Sandisk could not be reached immediately for comment.
SanDisk, which rejected Samsung's bid last month, on Monday posted a wider-than-expected quarterly loss and said it would sell some equipment to partner Toshiba in a bid to bolster its finances.
SanDisk had said Samsung's offer failed to recognise the "intrinsic" value of SanDisk's intellectual property. SanDisk CEO Eli Harari said on Monday that the two companies had not talked since September.
Analysts had been speculating that Samsung, fed up with SanDisk's unwillingness to negotiate at the current offer price, might withdraw its bid altogether.
"Samsung Elec probably has decided that as the memory chip market continues to weaken, the kind of price SanDisk was asking wasn't what they were willing to go along with," said Kim Young-june, an analyst at KTB Investment. "The fact that the macroeconomic environment continues to worsen and that the South Korean government has warned against big overseas M&A deals also probably weighed."
Still, analysts said the decision to drop the bid did not mean Samsung had abandoned its pursuit of SanDisk altogether.

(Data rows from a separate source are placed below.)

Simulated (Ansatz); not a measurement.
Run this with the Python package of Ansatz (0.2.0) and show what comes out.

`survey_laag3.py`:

"It doesn't necessarily mean Samsung is giving up SanDisk for good," said Song Myung-sup, analyst at HI Investment & Securities.
"SanDisk's deal with Toshiba makes it a cheaper target for Samsung ... worth less than $26 a share."
Shares in Samsung, South Korea's biggest company, rose 0.4 percent to 521,000, outperforming the broader market's 0.4 percent fall.